Lincolnshire

views updated May 17 2018

Lincolnshire is the second largest English county but one of the most thinly populated. From the Humber in the north, which formed the border with Yorkshire, to the Welland in the south, running through Stamford, is more than 70 miles. The greater part of the county is flat but there are three parallel north–south ridges. Lincoln stands at the gap in the western ridge, the Lincolnshire edge, Louth at the gap of the eastern. The northern parts drain into the Humber via the Trent and the Ancholme, the southern into the Wash via the Witham, Glen, and Welland.
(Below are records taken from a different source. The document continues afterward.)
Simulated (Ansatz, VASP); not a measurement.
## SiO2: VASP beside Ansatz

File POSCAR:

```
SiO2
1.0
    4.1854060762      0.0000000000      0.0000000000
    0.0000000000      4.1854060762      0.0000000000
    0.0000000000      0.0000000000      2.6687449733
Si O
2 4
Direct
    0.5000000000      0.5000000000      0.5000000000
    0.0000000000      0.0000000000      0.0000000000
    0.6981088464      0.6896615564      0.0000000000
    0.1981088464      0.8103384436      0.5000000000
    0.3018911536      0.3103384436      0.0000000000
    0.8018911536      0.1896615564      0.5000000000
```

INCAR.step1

At the time of the Roman invasion, the region formed part of the territory of the Coritani. The Romans established a legionary base and then a colonia at Lincoln (Lindum) where the Fosse Way and Ermine Street intersected. The name derives from the Celtic Linn, a pool—presumably the Brayford pool—with the suffix coln, derived from colonia. The Roman north gate survives and is still used by traffic. Caistor was another Roman town of significance, possibly a spa. The Foss dike, a Roman canal, joined the Trent with the Witham.

There were few obstacles to early Saxon settlement except in the south where salt marshes rendered the land impenetrable. Lindsey, in the northern part, may have formed a subkingdom, disputed between Mercia to the west and Northumbria to the north. Bede records the evangelizing visit to Lincoln of Paulinus in the 620s and a diocese of Lindsey was established from 678, though it fell victim to Danish raids in the 9th cent.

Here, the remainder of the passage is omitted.